Harvard College will increase financial aid for undergraduates by 9 percent, to a record $158 million, for the upcoming 2010-11 academic year. This $13 million increase will help keep Harvard affordable and ensure no change in the financial burden for the more than 60 percent of students who receive aid. The estimated average need-based grant award is approximately $40,000.

As a result of this investment, families with undergraduates receiving aid at Harvard will pay an estimated average cost of approximately $11,500 next year, which is unchanged from the current year. Additionally, Harvard will continue its efforts to keep overall tuition growth moderate for all families, holding this year’s increase to 3.8 percent, for a total cost of $50,724.

“Harvard remains committed to a fully need-blind admissions policy that will enable us to continue attracting the most talented students, regardless of their economic circumstances,” said Michael D. Smith, dean of the Faculty of Arts and Sciences and John H. Finley Jr. Professor of Engineering and Applied Sciences. “In light of the challenges confronting families across America, we continue to expand our already generous financial aid program so that Harvard will remain accessible to families from all economic backgrounds.”
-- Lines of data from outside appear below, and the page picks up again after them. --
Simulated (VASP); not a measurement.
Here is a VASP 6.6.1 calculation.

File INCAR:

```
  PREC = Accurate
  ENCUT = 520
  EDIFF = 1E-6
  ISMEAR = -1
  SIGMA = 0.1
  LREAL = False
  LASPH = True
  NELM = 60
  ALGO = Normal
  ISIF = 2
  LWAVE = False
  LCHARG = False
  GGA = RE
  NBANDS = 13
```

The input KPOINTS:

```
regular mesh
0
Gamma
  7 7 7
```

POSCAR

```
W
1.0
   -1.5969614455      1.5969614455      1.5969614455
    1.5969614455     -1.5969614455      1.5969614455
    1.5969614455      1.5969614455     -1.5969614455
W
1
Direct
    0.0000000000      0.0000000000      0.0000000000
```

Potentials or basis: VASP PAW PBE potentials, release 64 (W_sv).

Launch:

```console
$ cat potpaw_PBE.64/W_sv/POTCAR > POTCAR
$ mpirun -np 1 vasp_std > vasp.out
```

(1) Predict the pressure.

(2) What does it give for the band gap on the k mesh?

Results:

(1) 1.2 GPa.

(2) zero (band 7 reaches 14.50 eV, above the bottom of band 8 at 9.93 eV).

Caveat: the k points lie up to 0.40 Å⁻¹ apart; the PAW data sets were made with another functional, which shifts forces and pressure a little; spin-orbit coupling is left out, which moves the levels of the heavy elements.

In 2007, Harvard introduced a new financial aid plan that dramatically reduced the amount that families with incomes below $180,000 are expected to pay. Families with incomes above $120,000 and below $180,000 with assets typical for these income levels are asked to contribute 10 percent of their incomes. For those families with incomes below $120,000, the parental contribution declines steadily from 10 percent, reaching zero for those with incomes at $60,000 and below.